Insights - The Future of Gaming Machines in the UK

20 February 2003

The British Gaming Board is taking Britain's bookmakers to court to challenge their right to offer customers access to lucrative electronic betting machines.

The board believes that the fixed-odds betting terminals, which offer a number of games, including roulette and bingo, should be reclassified as gaming machines and therefore subject to significant restrictions.

It launched a test case to challenge the legality of the machines last month. If the board is successful and the devices are reclassified as gaming machines, it will severely slow one of the High Street bookmakers' fastest growing revenue streams.

The machines have proved to be a highly popular and profitable innovation for High Street bookies. Hilton, the owner of Ladbrokes, said last month that more than 1,000 machines have been installed in Ladbrokes' shops with a further 1,000 planned by the first quarter of 2003.

Weekly turnover from them at Ladbrokes is in excess of £11 million, which equates to annual profits of around £14 million. So far, only 20 percent of Ladrokes shops have them installed.

IGN turned to prominent U.K.-based betting and gaming lawyer Hilary Stewart-Jones to get her insight and opinion on whether or not the gaming machine struggle with bookmakers could cross-over to Internet gaming.

We asked Stewart-Jones:

Do you feel that recent concerns over gaming machines in the U.K. could point to similar concerns over Internet gambling?

Hilary Stewart-Jones: My view is that it may have an impact on online betting as opposed to gaming.

The concern must be put in context and has only arisen because of a loophole in the Gaming Act of 1968, which allowed bookmakers to put an unlimited number of terminals offering fixed odds betting into licensed betting offices.

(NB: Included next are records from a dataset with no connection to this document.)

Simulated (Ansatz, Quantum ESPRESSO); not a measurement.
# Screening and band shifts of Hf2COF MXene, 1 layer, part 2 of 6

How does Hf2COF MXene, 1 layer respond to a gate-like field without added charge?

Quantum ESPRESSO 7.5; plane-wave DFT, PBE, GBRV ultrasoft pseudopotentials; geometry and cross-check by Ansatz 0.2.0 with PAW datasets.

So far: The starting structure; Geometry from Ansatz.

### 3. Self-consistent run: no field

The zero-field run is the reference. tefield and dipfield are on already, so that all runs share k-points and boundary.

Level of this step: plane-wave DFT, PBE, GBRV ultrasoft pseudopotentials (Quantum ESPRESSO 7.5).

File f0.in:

The fixed odds terminals initially only offered products such as virtual racing, but this quickly changed into typical casino offerings such as poker, which proved to be more popular. Although originally relaxed in their view, the Gaming Board and other gaming operators became concerned particularly when some of the bookmakers announced plans to roll out thousands more and turn each High Street bookie into a mini casino but without the same controls and restrictions.

Therefore, the test case and any Tessa Jowell-backed legislation which follows is much more likely to address the terminals on physical premises and limit these in terms of numbers and payout. Four (machines) per shop and a jackpot of £500 might be deemed appropriate following the Budd recommendations for machines in betting shops.

To go further would open up a minefield of definitional problems since bookmakers in the U.K. have historically always been permitted to bet on chance events. Online gaming is not specifically permitted in the U.K., so offshore operators offering games would not be affected.

Stewart-Jones has extensive experience in betting and gaming law, including international gaming compliance as well as new betting and gaming products, particularly online. Her experience in this sector also extends to mergers and acquisitions, intellectual property, software licensing, joint venture and broadcast activity. She is a partner with Berwin Leighton Paisner based in London.